Music Winter Jazzfest
Legacy in Action: Pharoah Sanders
When jazz legends grace the bandstand, it’s tempting to hope for an experience of time travel. Who among jazz fans hasn’t imagined themselves into the clubs of the music’s storied golden age? Among the musicians still with us from the 1960’s, Pharoah Sanders looms large. An enthusiastic audience packed into (le) poisson rouge for the chance to hear him at the opening concert of the 2017 New York City Winter Jazzfest. In a deliciously long, saxophone-centered night opened by Shabaka and the Ancestors, Sanders treated the crowd to two essentially separate sets: first one with his quartet, and then one with surprise guest Ravi Coltrane. Unlike some jazz elders’ concerts, which can feel like overly serious attempts to recapture the past, this evening was filled with playfulness, legacy, and celebration of the now.
The U.K.-based saxophonist Shabaka Hutchings blends his own London and Caribbean diasporic sound with Johannesburg jazz in his group Shabaka and the Ancestors. Enlisting a roster of South Africa’s young jazz players, he released Wisdom of Elders in 2016, from which much of their set was drawn. The night’s pared-down group of Ancestors drew attention to the twining, dissonant melodies of Hutchings and alto saxophonist Mthunzi Mvubu, often doubled with lyrics by vocalist Siyabonga Mthembu. Hutchings soloed with urgency over the teeming polyrhythms of drummer Tumi Mogorosi and bassist Ariel Zomonsky, building to a screaming clamor that foreshadowed Pharoah Sanders’s appearance. Tense, quiet vamps made space for Mthembu’s poetic recitations, giving political energy to the set: “The Sacred Cows have been slaughtered and their blood poisons the wells.” Shabaka and the Ancestors drew well-deserved attention throughout the Jazzfest—this first New York trip is unlikely to be the last we hear from them.

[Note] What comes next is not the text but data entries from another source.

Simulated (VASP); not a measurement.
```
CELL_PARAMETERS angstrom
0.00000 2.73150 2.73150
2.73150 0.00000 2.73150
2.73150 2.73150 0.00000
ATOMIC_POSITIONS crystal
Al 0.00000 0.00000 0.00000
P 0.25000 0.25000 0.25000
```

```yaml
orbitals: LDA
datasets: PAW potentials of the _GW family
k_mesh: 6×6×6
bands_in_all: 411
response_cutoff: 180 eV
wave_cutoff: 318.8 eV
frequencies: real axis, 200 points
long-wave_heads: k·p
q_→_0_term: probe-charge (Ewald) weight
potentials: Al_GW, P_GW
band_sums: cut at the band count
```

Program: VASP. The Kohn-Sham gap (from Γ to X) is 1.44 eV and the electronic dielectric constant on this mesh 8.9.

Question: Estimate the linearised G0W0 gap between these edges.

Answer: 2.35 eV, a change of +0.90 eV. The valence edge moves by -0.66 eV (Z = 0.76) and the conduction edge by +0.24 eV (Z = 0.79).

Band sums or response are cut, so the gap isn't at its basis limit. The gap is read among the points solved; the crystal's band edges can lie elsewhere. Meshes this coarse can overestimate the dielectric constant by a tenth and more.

Pharoah Sanders’s once raucous sets have mellowed with age, and he called “The Greatest Love of All” as the opening number of his ballad-centered, playful first half. Famous for a bristling maximalist approach to the saxophone, Sanders’s sound is not an obvious match for melodic lingering. Guest vocalist Tony Hewitt brought balance with his restrained smoothness on “Too Young To Go Steady.” Sanders listened more than he played as his rhythm section drove through “Lazy Bird” with sometimes nostalgic stylings.
Had the concert ended there, it would have been satisfying. But Sanders had other plans, and called Ravi Coltrane up for a searing rendition of the John Coltrane classic “Olé”—it ran a monumental twenty-eight minutes. Every man on stage brought his best to the tune. If pianist William Henderson’s McCoy Tyner chords felt timeworn earlier, here they rang true. Energized, drummer Johnathan Blake and bassist Dezron Douglas dug into the groove, lifting the room out of complacent appreciation and into fervor. Coltrane soloed with meticulous pacing on the sopranino saxophone. Tension-building long tones moved to spiraling runs and finally into the gritty, overblown edges of the instrument’s tone. The solo awakened something in Sanders, who followed with his own ferocity, delighting his audience with strident multiphonics.
Blake and Douglas, the youngest musicians on the stage, each had long solos that circled deep into whirlpools of single musical ideas. Sanders listened carefully from his chair, eyes closed, hands swooping gently along with his young bandmates’ explorations. In the final crashing minutes of the tune, Coltrane and Sanders stood side-by-side in a double solo, each of them blowing from their own spot in jazz history. When Sanders swept the crowd out of their cheers and into his signature “The Creator Has a Master Plan,” their elation became a celebration.
The thrill of this concert came not just from an encounter with a living legend, but in hearing him interwoven with a new legacy in the making. The evening was a reminder that Shabaka Hutchings and Ravi Coltrane play the way they play in part because of Pharoah Sanders. Was it more mystical knowing that Sanders played that same room (then the Village Gate) with John Coltrane’s octet in 1965? Sure, but romanticizing the past comes with the danger of occluding the present. What the Winter Jazzfest continuously helps show is that we don’t need time travel in order to hear extraordinary jazz. Greatness is with us right now.